David Gerard writes "Security researcher Peter Gutmann has released A Cost Analysis of Windows Vista Content Protection, a detailed explanation of just what the protected-content paths in Windows Vista mean to you the consumer: increased hardware cost and even less OS robustness. 'This document analyses the cost involved in Vista's content protection, and the collateral damage that this incurs throughout the computer industry ... The Vista Content Protection specification could very well constitute the longest suicide note in history.'"

1 of 294 comments (clear)

  1. Re:it doesn't matter! by kyliaar · · Score: 5, Insightful

    Not true.

    We don't have to look too far into the past to see that not every Microsoft OS product has been a raging success. *cough* *cough* Windows ME

    Happy Windows ME users were few and far between in my experience. Not having native USB support as well as having a host of stability issues that were hard to debug, etc. few people upgraded to it or quickly upgraded away from it when XP became wildly available.
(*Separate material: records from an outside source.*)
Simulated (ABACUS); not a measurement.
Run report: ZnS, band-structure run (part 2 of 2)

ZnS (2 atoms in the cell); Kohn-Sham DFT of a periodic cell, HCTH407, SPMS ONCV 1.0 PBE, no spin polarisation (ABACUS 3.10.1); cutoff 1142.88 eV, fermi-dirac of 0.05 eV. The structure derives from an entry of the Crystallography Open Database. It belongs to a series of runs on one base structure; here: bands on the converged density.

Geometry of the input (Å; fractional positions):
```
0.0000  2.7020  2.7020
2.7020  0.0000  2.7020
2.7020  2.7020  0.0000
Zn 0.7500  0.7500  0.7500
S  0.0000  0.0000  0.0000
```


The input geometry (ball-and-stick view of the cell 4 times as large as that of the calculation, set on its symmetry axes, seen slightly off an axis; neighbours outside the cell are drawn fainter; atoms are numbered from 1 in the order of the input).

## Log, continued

    I realize that the document linked to is written with what seems to be an almost inflammatory bias, it does sound that the Vista Content Protection is a move in the wrong direction for the content publishing industry and lawyers rather than the consumers.

    Not even Microsoft is immune to the forces of the market. They do have dominance in a field where migrations away from a product are often expensive and time consuming but, at the very least, if they produce a crap product, people will not upgrade to it.

    People making new purchases are much freer to choose from a competitor that may not have the same problems.